Building back the POC rubble
Someone has to rebuild from the rubble at the Philippine Olympic Committee (POC).
It won’t be interim president Joey Romasanta for sure.
Romasanta, first vice president of the country’s Olympic body, replaced president Ricky Vargas when the business executive resigned unexpectedly last week, citing “corporate responsibilities and family sentiment.”
Vargas, who suspected Romasanta and the majority in the POC executive board of colluding to oust him, has kept quiet and held his peace since—but not POC board chair Abraham Tolentino.

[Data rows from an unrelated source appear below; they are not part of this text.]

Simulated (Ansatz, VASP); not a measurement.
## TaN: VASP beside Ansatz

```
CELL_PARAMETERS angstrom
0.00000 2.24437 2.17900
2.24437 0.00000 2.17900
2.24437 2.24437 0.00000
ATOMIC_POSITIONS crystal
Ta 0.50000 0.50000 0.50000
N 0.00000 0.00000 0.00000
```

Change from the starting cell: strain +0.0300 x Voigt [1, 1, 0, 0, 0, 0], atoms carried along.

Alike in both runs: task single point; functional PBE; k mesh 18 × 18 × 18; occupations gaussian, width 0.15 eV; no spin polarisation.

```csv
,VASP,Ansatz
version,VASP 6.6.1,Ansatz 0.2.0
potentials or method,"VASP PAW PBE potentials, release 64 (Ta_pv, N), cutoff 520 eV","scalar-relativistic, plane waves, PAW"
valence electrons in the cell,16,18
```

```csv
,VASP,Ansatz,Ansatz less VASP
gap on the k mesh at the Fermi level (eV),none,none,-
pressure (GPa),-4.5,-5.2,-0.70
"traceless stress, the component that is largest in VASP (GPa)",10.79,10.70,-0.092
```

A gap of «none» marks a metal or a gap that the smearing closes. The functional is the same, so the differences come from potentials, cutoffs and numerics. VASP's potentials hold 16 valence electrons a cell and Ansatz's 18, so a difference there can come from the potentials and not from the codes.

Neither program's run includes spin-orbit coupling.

The POC’s rule of succession puts Romasanta in command, but since Joey is not an incumbent head of a national sport association, Tolentino questioned his legitimacy as president.
His leadership under a cloud, and with Tolentino calling for a special POC election during an extraordinary general assembly (GA) meeting on Tuesday, Romasanta joined the chair and all members of the executive board—except three—in a mass resignation.
Romasanta and company, including Vargas’ predecessor, former POC president Peping Cojuangco, resigned to end the agency’s leadership conflict, leaving all positions vacant and paving the way for a snap election on July 5.
“We need fresh faces and new ideas in the POC. We cannot go on like this forever,” an exasperated Romasanta, who said he will not run for any position, told Inquirer sports reporter June Navarro.
A new set of officers will finish the term of Vargas and the current board, according to Tolentino, now possibly the lone wolf in a very public squabble with the executive board majority.
But billiards president Robert Mananquil, absent along with Prospero Pichay of chess and POC second vice president Jeff Tamayo during the GA, said he will weigh his options first.
“Emotions reigned supreme at the GA Tuesday. People were not thinking straight,” Mananquil said. “I already know of one board member recalling her resignation and I expect more to do so.”
A source at the POC also questioned the legality of Tolentino’s actions and the mass resignation since these were not done and recorded officially first in a regularly scheduled board meeting before being raised in the GA.
The source noted that Tolentino, who tends to ram things through without regard to parliamentary procedures, also resigned on Tuesday. “So how can he sign a memo and call for a snap election?”
The man Romasanta replaced as director of the fruitful Gintong Alay project formally takes his oath as Laoag City mayor on Saturday.
Michael Keon, an ex-governor of Ilocos Norte, and his cousin—Sen.-elect Imee Marcos—will be among incoming congressional and provincial officials and town mayors in a mass swearing-in in nearby Batac town.
Also present will be Supreme Court Justice Diosdado Peralta and Cardinal Orlando Quevedo, both Laoag natives.
Quevedo will officiate during a 7 a.m. Mass at Immaculate Conception Parish Church. Peralta will induct Keon and company at the town square following church services.